Some greasy-looking clouds had started to roll in from the Jersey factories as the pair headed southeast, and by the time they were ascending in long spirals, a light drizzle was falling on Belmont Park. The crowd watched as “round and round they circled like hawks looking for prey.” One of the hawks was seen to descend, but the other grew smaller and smaller, then disappeared into a dark cloud. Johnstone’s leather gloves and boots were inadequate against the cold as he climbed higher, and he felt a chilling numbness. The rain had turned to a sleet that lashed and cut his face, and now the cloud brought with it a white, feathery snow. In a moment Johnstone was through the snowstorm and he glanced down at the barograph on his wrist. He could see nothing. He whipped off his goggles and banged them against his thigh, trying to break off the thin sheen of opaque ice that had formed. He thought he saw that the barograph read over seven thousand feet, but he couldn’t be sure. He felt desperately tired as he fumbled his goggles back over his weeping eyes.

Down on the ground the drizzle had stopped, and “anticipating accidents the crowd deserted the grandstand seats and crowded along the rail.” They watched as the speck flitted in and out of clouds, descending in great swoops, and then at a “height of about 4,000 feet and to the east of the aviation field, Johnstone dived out of a mist bank with his engine throttled down, and he finished his flight with a long volplane.” He landed his airplane on the far side of the aviation field and was collected by one of the tournament’s green automobiles, in which sat a race official and Wilbur Wright. Wright “delightedly held up the barograph,” and it was confirmed a little later that Ralph Johnstone had set a new American altitude record of 7,303 feet. When he arrived back at hangar row, John-stone’s clothes were dripping wet and his “knees shook and his face was swollen and red.” “Wow, that was cold,” he told a reporter from the
New
York American
. “It was snowing furiously and sleeting up there . . . If I’d been able to see, I would have gone on and smashed the world’s record. That was my purpose. I’ll do it yet before I leave this place.”

The other achievements at Belmont Park on Tuesday were prosaic in comparison to Johnstone’s towering feat. The British flier James Radley won the twenty-mile cross-country event, beating John Moisant, John McCurdy, and Armstrong Drexel, and in the gathering gloom Charles Hamilton and the Curtiss fliers took their machines for a short spin ahead of Wednesday’s qualification race to decide which three American fliers would represent their country in Saturday’s International Cup race. Moisant’s repaired Blériot had stood up well to the rigors of the cross-country flight, and he was his normal confident self, and Hamilton had no complaints either about his machine. But as if to reassert the Wrights’ preeminence, Orville Wright reappeared at the end of the day in the Baby Grand and knocked three seconds off his morning lap time by sailing round in one minute and twenty-three seconds.

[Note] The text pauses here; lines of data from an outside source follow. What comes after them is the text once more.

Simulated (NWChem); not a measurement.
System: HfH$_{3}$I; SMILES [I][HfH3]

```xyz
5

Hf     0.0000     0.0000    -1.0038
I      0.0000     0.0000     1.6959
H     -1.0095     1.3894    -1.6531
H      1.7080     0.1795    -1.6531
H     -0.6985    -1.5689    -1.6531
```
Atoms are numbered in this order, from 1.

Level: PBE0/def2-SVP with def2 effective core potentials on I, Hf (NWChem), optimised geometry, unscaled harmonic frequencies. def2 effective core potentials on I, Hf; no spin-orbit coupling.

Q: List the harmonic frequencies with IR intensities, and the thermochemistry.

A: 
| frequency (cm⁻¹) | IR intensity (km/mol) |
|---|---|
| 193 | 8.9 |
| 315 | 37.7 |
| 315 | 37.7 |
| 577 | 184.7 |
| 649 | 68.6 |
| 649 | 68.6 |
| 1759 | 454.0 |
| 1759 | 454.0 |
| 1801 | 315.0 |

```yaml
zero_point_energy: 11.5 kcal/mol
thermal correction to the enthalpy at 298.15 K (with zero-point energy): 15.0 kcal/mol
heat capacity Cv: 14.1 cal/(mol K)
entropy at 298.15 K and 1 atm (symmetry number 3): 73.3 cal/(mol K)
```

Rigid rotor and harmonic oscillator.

It had been an unforgettable day, and an illuminating one, too, for the representatives of the American military on official assignment at Belmont Park. General James Bell, chief of staff under President Theodore Roosevelt, walked over to the Wrights’ hangar to offer his congratulations, accompanied by Commander John Barry Ryan of the U.S. Aeronautic Reserve, General James Allen, chief officer of the Signal Corps, and Lieutenant Benjamin Fulois, whose task it was to write the official report about the tournament for the War Department. While Bell chatted with the Wrights—they had first met during the brothers’ military trials at Fort Myer two years earlier—General Allen answered a couple of questions from the
New York Herald.
He had been mightily impressed by what he had seen, he said, stressing that “with a fleet of biplanes and monoplanes as large as that which flew here today, an army could do immeasurable damage in time of war.” Would he thus be advising President Taft to increase spending on aviation? “I am encouraging the War Department to take a deeper interest in aviation all the time,” he replied, adding, “We have good aviators in this country, and they prove this themselves when compared to the foreigners who are here now.”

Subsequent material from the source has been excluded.